To the second century also belong two gnostic uses. Firstly, that of Marcus, a Valentinian, of South Gaul about 150, whose influence extended to Asia Minor. Irenaeus relates (Bk. I., ch. vii. 2), that this “magician” used in the Eucharist cups apparently mixt with wine, but really containing water, and during long invocations made them appear “purple and red, as if the universal Grace χάρις dropped some of her blood into the cup through his invocation, and by way of inspiring worshippers with a passion to taste the cup and drink deep of the influence termed Charis.” Such a rite presupposes a belief in a real change of the elements; and water must have been used. In the sequel Irenaeus recites the Invocation read by Marcus before the communicants:—

“Grace that is before all things, that passeth understanding and words, replenish thy inner man, and make to abound in thee the knowledge of her, sowing in the good soil the grain of mustard seed.”

The Acts of Thomas, secondly, ch. 46, attest an Eucharistic usage, somewhat apart from the orthodox. The apostle spreads a linen cloth on a bench, lays on it bread of blessing (εὐλογία), and says:

“Jesus Christ, Son of God, who hast made us worthy to commune in the Eucharist of thy holy body and precious blood, Lo, we venture on the thanksgiving (Eucharistia) and invocation of thy blessed name, come now and communicate with us. And he began to speak and said: Come Pity supreme, come communion of the male, come Lady who knowest the mysteries of the Elect one, ... come secret mother ... come and communicate with us in this Eucharist which we perform in thy name and in the love (agapé) in which we are met at thy calling. And having said this he made a cross upon the bread, and brake it and began to distribute it. And first he gave to the woman, saying: This shall be to thee for remission of sins and release of eternal transgressions. And after her he gave also to all the rest that had received the seal.”
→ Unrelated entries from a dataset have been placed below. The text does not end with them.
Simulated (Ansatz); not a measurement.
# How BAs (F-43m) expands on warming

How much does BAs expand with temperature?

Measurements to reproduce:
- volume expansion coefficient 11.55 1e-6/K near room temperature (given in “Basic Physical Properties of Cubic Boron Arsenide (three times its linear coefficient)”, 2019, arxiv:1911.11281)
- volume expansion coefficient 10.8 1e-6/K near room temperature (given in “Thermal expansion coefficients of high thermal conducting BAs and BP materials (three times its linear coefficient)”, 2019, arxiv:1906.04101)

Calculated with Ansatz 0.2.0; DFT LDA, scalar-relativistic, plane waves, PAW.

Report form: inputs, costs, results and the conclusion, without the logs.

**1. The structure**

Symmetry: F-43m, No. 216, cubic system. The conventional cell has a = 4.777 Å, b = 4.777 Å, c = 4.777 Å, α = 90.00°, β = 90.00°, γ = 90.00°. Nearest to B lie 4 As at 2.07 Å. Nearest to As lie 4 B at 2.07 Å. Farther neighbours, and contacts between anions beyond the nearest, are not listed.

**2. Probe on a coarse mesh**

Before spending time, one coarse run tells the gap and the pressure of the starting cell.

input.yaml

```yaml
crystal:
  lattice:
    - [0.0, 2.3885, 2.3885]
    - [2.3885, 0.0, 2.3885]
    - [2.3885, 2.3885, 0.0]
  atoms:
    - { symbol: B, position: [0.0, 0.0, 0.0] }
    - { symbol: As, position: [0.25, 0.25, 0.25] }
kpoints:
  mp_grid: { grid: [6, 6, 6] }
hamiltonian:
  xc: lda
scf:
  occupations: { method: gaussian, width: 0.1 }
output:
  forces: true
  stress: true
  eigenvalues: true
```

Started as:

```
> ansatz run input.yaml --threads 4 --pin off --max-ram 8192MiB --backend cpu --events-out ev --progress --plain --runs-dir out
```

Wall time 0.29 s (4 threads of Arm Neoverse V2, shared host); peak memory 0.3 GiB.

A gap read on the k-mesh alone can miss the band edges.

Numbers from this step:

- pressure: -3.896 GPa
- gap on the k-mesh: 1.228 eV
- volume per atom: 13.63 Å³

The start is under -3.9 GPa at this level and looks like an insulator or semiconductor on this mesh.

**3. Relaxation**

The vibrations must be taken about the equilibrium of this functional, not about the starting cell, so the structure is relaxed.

In the 2nd century the writer who nearest approaches to the later idea of Transubstantiation is the gnostic Theodotus (c. 160):

“The bread no less than the oil is hallowed by the power of the name. They remain the same in outward appearance as they were received, but by that power they are transformed into a spiritual power. So the water when it is exorcised and becomes baptismal, not only drives out the evil principle, but also contracts a power of hallowing.”

In the Fathers of the first three or four centuries can be traced the same tendency to spiritualize the Eucharist as we encountered in the fourth gospel, and in the Didache. Ignatius, though in Smyrn. 7 he asserts the Eucharist to be Christ’s “flesh which suffered for our sins,” elsewhere speaks of the blood as being “joy eternal and lasting,” as “hope,” as “love incorruptible,” and of the flesh as “faith” or as “the gospel.” Clement of Alexandria (c. 180) regards the rite as an initiation in divine knowledge and immortality. The only food he recognizes is spiritual; e.g. knowledge of the divine Essence is “eating and drinking of the divine Word.” So Origen declares the bread which God the Word asserted was his body to be that which nourishes souls, the word from God the Word proceeding, the Bread from the heavenly Bread. Not the visible bread held in his hand, nor the visible cup, were Christ’s body and blood, but the word in the mystery of which the bread was to be broken and the wine to be poured out. “We drink Christ’s blood,” he says elsewhere, “when we receive His words in which standeth Life.” So the author of the Contra Marcellum writes in view of John vi. 63 as follows (De eccl. Theol. p. 180):

“In these words he instructed them to interpret in a spiritual sense his utterances about his flesh and blood. Do not, he said, think that I mean the flesh which invests and covers me, and bid you eat that; nor suppose either that I command you to drink my sensible and somatic blood. Nay, you know well that my words which I have spoken unto you are spirit and life. It follows that the very words and discourses are his flesh and blood, of which he that constantly partakes, nourished as it were upon heavenly bread, will partake of the heavenly life. Let not then, he says, this scandalize you which I have said about eating of my flesh and about drinking of my blood. Nor let the obvious and first hand meaning of what I said about my flesh and blood disturb you when you hear it. For these words avail nothing if heard and understood literally (or sensibly). But it is the spirit which quickens them that can understand spiritually what they hear.”

But these views were not those of the uninstructed pagans who filled the churches and needed a rite which brought them, as their old sacrifices had done, into physical contact and union with their god. Their point of view was better expressed in the scruples of priests, who, as Tertullian (c. 200) records (De Corona, iii.), were careful lest a crumb of the bread or a drop of the wine should fall on the ground, and by such incidents the body of Christ be harassed and attacked!

The Eucharist as a Sacrifice.—Before the 3rd century we cannot trace the view that in the Eucharistic rite the death of Christ, regarded from the Pauline standpoint as an atoning or redemptive sacrifice for the sins of mankind, is renewed and repeated, though the germ out of which it would surely grow is already present in the words “My blood ... which is shed for many” of Matt. and Mark; yet more surely in Paul’s “my body which is in your behoof” and “this do in commemoration of me,” where the Greek word for do, Gr. ποιεῖτε, Lat. facite, could to pagan ears mean “this do ye sacrifice.” In the first two centuries the rite is spoken of as an offering and as a bloodless sacrifice; but it is God’s own creations, the bread and wine, alms and first-fruits, which, offered with a pure conscience, he receives as from friends, and bestows in turn on the poor; it is the praise and prayers which are the sacrifice. In these centuries baptism was the rite for the remission of sin, not the Eucharist; it is the prophet in the Didache who presides at the Lord’s Supper, not the Levitically conceived priest; nor as yet has the Table become an Altar. Among Christians, prayers, supplications and thanksgivings have taken the place of the sacrifices of the old covenant.